The entire time Baldur’s Gate 3 was in early access, I was on the fence about getting it, telling myself I really should get back to Divinity Original Sin 2 or Pillars of Eternity before starting another CRPG that I will probably drop after 12 hours again. But the friend I played DOS2 with convinced me I needed to get this one. So I fired up the single player campaign and it’s great. It has one of the smoothest tutorials I’ve seen for such a complex game. The game is built for the player to get lost for hundreds of hours if they want to with a very generous amount of stuff to do.

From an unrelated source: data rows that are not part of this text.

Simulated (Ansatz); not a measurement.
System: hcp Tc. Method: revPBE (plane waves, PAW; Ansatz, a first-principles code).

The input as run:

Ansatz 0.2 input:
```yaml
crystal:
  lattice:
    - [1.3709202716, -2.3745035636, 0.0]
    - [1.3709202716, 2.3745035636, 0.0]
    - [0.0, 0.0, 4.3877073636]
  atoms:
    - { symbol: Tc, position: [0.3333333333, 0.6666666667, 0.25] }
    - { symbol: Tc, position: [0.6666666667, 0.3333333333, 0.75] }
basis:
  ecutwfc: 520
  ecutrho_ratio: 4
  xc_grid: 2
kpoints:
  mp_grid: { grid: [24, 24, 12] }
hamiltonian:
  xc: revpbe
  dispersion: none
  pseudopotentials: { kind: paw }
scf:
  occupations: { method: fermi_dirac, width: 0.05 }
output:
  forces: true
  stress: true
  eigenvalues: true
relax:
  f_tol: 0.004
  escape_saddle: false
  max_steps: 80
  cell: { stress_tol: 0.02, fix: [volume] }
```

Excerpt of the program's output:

The game set kind of a bad first impression with me with the amount of gross-out stuff at the very beginning (the first choice you have is to pull a brain out of a skull or not), and it’s handled quite graphically. There was another point later on where the game made me kick a squirrel which was similarly way too graphic and kinda lost me. The tone of these games is a little all over the place, it certainly feels like it’s speaking to many different audiences. I’m enjoying the fantasy adventure elements and lighthearted relationships with characters a lot more than the mind-flaying parasites and devil stuff happening. (Maybe I just need to check out Planetscape Torment?) It’s certainly quite nice to have the characters feel like they have relationships among each other with the party chat. I think you could compare this writing to Bioware games and not be too far off, but it feels much more interesting than a Dragon Age game. I do consistently wish I could kick my own created player out of the party because compared to your companions, they are kind of boring… even though I spent 2 hours in the character creator.
I’m playing on Balanced mode and have I found myself tempted to save-scum, even despite telling myself I want to live with the consequences of what I’m doing. The battles are kind of long and punishing, so there’s a pragmatic reason for wanting to avoid or win them the first time. The turn based tactics are pretty good so far, though the creator Larian Studios does seem to pull out a lot of the same tricks from Divinity Original Sin, hiding barrels full of oil everywhere and rocks dangling from a rope above the battelfield. But I’m cool with it.
Maybe this is my own inexperience with the genre talking… but everything feels similar to DOS2. I don’t know how much of that game was based on the original Baldur’s gate, but it’s very samey. Aside from a few different races, classes, and lore stuff, I wouldn’t be able to tell the difference between the games. After the tutorial area and then getting washed up on the beach of similar-looking environment only to have similar feeling battle systems, exploration, inventory system, and quest structures. It’s not broken I guess they don’t need to fix it, but I don’t think this game has a real identity on its own for me yet. Maybe that will change when I get to Baldur’s Gate.
On a side note, in some ways this game solidifies my gripes with Tears of the Kingdom. While there are tons of NPCs and side quests and one conversation can lead to 3 things getting added to your mini-map, I don’t feel as sidetracked in this game. I can do a lot of the side questing on the way to the next objective, sometimes multiple quest lines come together, and there’s no collecting things just for the sake of it (unless I get deep into the game’s crafting mechanics I guess).
The game also makes my PC chug like crazy. I need to upgrade it, because while I can deal with the occasional aliased/bad looking textures, the game had trouble loading the overworld at times and shows characters t-posing and sometimes things like walking animations glitch out. Part of my issue could be that i’m playing it off of a mechanical hard drive because the file size is a whopping 120+ gb . Also it sucks that even after early access there’s a giant “v.4.1.1.3622274” on screen at all times. Why? This and Michaelsoft Flight Sim 2020 are the only games that have really pushed my PC to its limits and I can feel it.
Overall I like this game a lot more than I expected to, and it’s been a very pleasant surprise for me this weekend. I will easily pass the 12-15 hours I usually put into game in this genre.